EVERYDAY IN THE WORD!
THURSDAY OCTOBER 05, 2023.
SUBJECT : THE SIN OF IDOLATRY!
Memory verse: "Then Jesus looked around and said to His disciples, “How hard it is for those who have riches to enter the kingdom of God!” (Mark 10 vs 23.)
READ: Job 31 vs 24 - 28:
31:24: If I have made gold my hope, or have said to the fine gold, Thou art my confidence;
31:25: If I rejoiced because my wealth was great, and because mine hand had gotten much;
31:26: If I beheld the sun when it shined, or the moon walking in brightness;
31:27: And my heart hath been secretly enticed, or my mouth has kissed my hand:
31:28: This also were an iniquity to be punished by the judge: for I should have denied the God that is above.
INTIMATION:
Idolatry is the worship of idols, images, or anything which is not God; the worship of false gods. It is the excessive admiration or adoration or veneration for anything—someone or something. It’s someone or something which is highly revered, and becomes a deity other than God. Such deity or thing is known as an idol.

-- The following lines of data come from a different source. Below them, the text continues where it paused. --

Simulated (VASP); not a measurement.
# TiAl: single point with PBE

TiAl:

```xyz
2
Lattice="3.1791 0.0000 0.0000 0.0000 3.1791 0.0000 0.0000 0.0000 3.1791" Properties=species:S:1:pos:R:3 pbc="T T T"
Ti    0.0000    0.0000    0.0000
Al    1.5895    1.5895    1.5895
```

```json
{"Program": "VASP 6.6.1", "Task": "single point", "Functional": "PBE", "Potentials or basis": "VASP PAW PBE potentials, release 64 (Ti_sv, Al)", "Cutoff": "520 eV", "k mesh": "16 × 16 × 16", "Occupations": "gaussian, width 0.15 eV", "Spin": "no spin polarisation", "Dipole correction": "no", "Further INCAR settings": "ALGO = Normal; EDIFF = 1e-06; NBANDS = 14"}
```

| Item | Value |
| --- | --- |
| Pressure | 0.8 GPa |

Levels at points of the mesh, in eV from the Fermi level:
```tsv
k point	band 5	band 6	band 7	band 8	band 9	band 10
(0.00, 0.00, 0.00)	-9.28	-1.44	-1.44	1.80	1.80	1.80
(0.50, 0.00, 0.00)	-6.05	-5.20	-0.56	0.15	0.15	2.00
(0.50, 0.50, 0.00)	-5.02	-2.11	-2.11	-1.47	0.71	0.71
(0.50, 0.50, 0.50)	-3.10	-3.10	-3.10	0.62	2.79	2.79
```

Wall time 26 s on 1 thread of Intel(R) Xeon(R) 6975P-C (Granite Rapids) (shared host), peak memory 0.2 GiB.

An idol, therefore, in the context of our discussion, is that on which affections are strongly (often excessively) set; an object of passionate devotion, a person or thing greatly loved and adored. It is primarily an idea, fancy, or an image that represents a false God. It’s anything that substitutes for the true faith, anything that denies Christ’s full deity and humanity, and any loyalty that replaces God at the center of one’s life. It is also any human idea that claims to be more authoritative than the Bible,
The corresponding Hebrew word for idol denotes vanity (things of nought). The apostle Paul called it, “nothing in the world” (First Corinthians 8 vs 4). And an idolater is one who adores or idolizes someone or something, and is a slave to the depraved ideas his idols represent. Idolatry is sin against God because it denies the supremacy of God and is a direct violation of the first and second of the Ten Commandments of God (Exodus 20 vs 2 - 3). It’s a sin of the mind against God that denotes lack of acknowledgement of God and of gratitude to Him. Many things can take God’s place in our lives. And such things becomes idols in our lives.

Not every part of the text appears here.